By Allen Best
BROOMFIELD, Colo. – Vail Resorts is stepping up its commitment to introduce skiing and snowboarding to ethnic minorities at its four ski areas in Colorado. But numbers issued by one of the ski industry’s loyal critics points out that Vail lags Aspen and several other resorts in commitment, if commitment is measured by pure numbers.
For the last several years Vail Resorts has provided scholarships to local youngsters and also those in the urban Front Range corridor, altogether 2,500 “scholarship days.” This year, it is upping it to 3,000. In most cases, the company is providing not only free lift tickets, but also lessons and other items necessary to complete the ski experience.
Vail also announced it would administer its program in-house. The scholarships were previously administered by a Denver-based group called Alpino, the creation of Roberto Moreno, a former ski instructor. The company, in a press release, did not explain the reason for the move.
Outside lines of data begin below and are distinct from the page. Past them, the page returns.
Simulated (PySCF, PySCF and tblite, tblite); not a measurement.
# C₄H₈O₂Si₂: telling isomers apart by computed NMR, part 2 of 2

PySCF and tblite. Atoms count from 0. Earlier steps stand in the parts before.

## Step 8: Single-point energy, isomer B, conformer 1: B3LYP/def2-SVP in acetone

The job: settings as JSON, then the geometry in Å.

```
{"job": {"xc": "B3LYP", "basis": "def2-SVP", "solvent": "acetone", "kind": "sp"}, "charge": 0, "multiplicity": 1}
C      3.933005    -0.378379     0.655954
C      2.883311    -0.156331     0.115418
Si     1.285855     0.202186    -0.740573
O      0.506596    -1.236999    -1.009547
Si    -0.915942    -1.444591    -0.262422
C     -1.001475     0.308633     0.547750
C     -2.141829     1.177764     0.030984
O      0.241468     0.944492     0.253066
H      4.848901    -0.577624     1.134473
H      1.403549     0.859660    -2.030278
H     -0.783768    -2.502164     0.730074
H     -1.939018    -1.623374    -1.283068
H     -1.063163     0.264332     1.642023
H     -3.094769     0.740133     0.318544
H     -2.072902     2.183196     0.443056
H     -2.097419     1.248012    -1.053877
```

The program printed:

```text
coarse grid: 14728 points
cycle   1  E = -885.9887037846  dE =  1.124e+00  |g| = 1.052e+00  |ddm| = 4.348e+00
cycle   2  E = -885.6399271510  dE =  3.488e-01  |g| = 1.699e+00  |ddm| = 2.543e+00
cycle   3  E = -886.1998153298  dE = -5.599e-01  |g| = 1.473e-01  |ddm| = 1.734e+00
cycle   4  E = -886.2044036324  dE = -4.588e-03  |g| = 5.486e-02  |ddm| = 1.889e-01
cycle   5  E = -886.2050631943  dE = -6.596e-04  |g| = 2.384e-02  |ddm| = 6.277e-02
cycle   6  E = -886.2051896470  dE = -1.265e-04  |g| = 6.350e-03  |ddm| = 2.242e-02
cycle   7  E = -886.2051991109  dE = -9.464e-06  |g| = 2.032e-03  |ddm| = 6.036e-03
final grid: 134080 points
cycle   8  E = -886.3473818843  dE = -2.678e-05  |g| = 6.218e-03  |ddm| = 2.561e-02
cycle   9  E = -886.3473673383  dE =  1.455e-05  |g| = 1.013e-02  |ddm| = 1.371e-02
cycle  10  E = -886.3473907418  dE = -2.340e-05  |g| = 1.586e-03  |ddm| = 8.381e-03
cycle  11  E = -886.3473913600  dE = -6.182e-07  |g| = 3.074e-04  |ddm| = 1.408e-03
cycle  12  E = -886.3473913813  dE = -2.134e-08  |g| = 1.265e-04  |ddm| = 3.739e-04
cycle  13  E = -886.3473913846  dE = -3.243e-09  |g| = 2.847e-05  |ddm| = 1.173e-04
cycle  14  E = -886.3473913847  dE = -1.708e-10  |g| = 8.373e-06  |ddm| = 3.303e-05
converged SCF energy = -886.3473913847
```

Moreno then issued a press release announcing that it would continue its relationships with Eldora, Loveland and Echo Mountain ski areas, and that each would contribute 1,000 scholarship days. Furthermore, he noted, the Aspen Skiing Co. has been a “leader in promoting ethnic diversity on the slopes, making available more than 9,200 visits at Aspen’s four areas to underserved youth in the Roaring Fork Valley last year.”
Moreno has been critical of ski areas, whose customers remain mostly white. And while skiing itself is no longer strictly expensive in Colorado, because of low-cost ski passes, he contends that skiing constitutes something of a country club type use of public lands.
He further points out that the ski industry has essentially plateaued in user days even as the general population has been growing vigorously. To grow proportionate to the general population, he says, the industry must more aggressively reach out to minorities, particularly Hispanics. Part of that strategy is to install Hispanics and blacks in front-line positions, to make the skiing experience less intimidating to novice customers.
Mammoth targets 2 million skier days
MAMMOTH LAKES, Calif. – Back in the day — gulp, was it really 35 years ago? — Mammoth Mountain led the nation in skier days. Then Vail surged, Mammoth slipped a few notches, and that’s been the story pretty much ever since. Vail has been No. 1, Breckenridge No. 2, and somewhere down the list was Mammoth.
But in the last several years Mammoth has been surging again. It has been aggressively reaching out for mid-week business, and the efforts are starting to show. While Vail has held more-or-less steady at about 1.6 million skiers, Mammoth is now at 1.5 million skier days — and hopes to hit 2 million skier days annually, the ski area’s marketing director, Lynn Carpenter, told The Sheet.